The Lewis Publishing Company, 1931


CHARLES LOUIS EHRENSPERGER is a veteran in the service of the Chicago, Indianapolis & Louisville Railroad, which is more familiarly known as the Monon Railroad, and to this important Indiana transportation system he has given virtually all the working years of his adult life. He is now general agent for the Monon system in the City of Hammond, Lake County.

Mr. Ehrensperger was born in Indianapolis, the fair capital city of Indiana, and the date of his nativity was October 21, 1869. He is a son of Frank and Elizabeth (Klanke) Ehrensperger, both of whom were born in Germany. Frank Ehrensperger was about twelve years of age when he accompanied his widowed mother from their native land to the United States, and the home was first established at Madison, Indiana, whence removal was subsequently made to Indianapolis, where the son was reared to maturity and completed his youthful education. In that city Frank Ehrensperger passed the remainder of his life and had a successful career in the boot and shoe business, his death having there occurred in 1887, and his widow having survived him nearly forty years, she having been of venerable age at the time of her death, in 1925, and having been for many years a devout and zealous member of the German Methodist Church. Of the five children the eldest is John A., who still resides in Indianapolis, as does also Mrs. Amelia Starker, next younger of the children; Charles L., of this review, was next in order of birth; Edward H. is division freight agent for the Monon Railroad at Michigan City, Indiana; and Joseph is a resident of Indianapolis.

Immediately after completing his studies in the Indianapolis High School Charles L. Ehrensperger became a messenger boy in the Indianapolis offices of the Chicago, Indianapolis & Louisville Railroad, and thus initiated his long, loyal and efficient service with the corporation that has retained his name on its payroll during a period of more than forty years and that has accorded him advancement of consecutive order during the passing years. From Indianapolis he was transferred to the northern part of the state, and he served about one year as station agent at Michigan City. In 1920 he was transferred to Hammond, in which city he has since continued his service as general agent for the Monon system for the Calumet district.

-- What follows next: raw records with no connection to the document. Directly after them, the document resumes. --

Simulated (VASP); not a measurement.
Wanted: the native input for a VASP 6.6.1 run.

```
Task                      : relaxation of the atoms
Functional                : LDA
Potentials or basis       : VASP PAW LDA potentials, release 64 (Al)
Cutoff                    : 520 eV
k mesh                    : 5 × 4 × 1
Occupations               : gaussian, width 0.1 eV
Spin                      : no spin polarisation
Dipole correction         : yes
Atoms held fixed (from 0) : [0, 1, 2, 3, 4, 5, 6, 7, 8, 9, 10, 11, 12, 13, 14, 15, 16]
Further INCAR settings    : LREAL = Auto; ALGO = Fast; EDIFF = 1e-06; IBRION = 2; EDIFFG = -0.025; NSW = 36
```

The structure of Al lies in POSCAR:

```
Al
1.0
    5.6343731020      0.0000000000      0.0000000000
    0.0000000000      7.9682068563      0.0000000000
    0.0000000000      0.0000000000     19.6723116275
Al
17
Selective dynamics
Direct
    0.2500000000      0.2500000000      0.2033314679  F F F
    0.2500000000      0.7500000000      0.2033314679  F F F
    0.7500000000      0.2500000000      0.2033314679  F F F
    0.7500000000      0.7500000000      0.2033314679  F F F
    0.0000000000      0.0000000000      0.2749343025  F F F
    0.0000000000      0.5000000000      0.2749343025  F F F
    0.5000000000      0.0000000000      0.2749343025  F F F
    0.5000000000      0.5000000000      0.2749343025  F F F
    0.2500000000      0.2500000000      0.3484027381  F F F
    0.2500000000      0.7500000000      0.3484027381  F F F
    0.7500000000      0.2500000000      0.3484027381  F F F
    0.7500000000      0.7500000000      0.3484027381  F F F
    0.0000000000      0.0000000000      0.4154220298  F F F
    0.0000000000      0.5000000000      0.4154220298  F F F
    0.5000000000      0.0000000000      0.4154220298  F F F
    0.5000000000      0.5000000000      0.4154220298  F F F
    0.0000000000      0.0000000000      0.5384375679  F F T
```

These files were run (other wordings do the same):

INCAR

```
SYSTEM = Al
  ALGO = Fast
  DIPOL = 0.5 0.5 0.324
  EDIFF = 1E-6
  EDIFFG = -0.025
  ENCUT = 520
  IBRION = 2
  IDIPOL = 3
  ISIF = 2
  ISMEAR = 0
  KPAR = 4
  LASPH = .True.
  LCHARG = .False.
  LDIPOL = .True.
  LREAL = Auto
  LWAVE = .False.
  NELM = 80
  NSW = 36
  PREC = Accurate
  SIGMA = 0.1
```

Mr. Ehrensperger has been diligent and resourceful as a railway executive and through his efforts has come substantial expansion in the business controlled by the Monon in the Calumet district, a district in which are centered great industrial and commercial enterprises. He has likewise been loyal and progressive in his civic attitude, and has been specially active and influential in the affairs of the Hammond Chamber of Commerce. His political allegiance is given to the Republican party, and he and his wife are zealous members of the First Presbyterian Church in their home city, he being a member of its board of elders, and Mrs. Ehrensperger being active and popular in the work of the church, besides being a director of the Hammond Woman's Club. In Indianapolis Mr. Ehrensperger retains his affiliation with Oriental Lodge, Ancient Free and Accepted l Masons, and in that city he was formerly in active affiliation with the Knights of Pythias.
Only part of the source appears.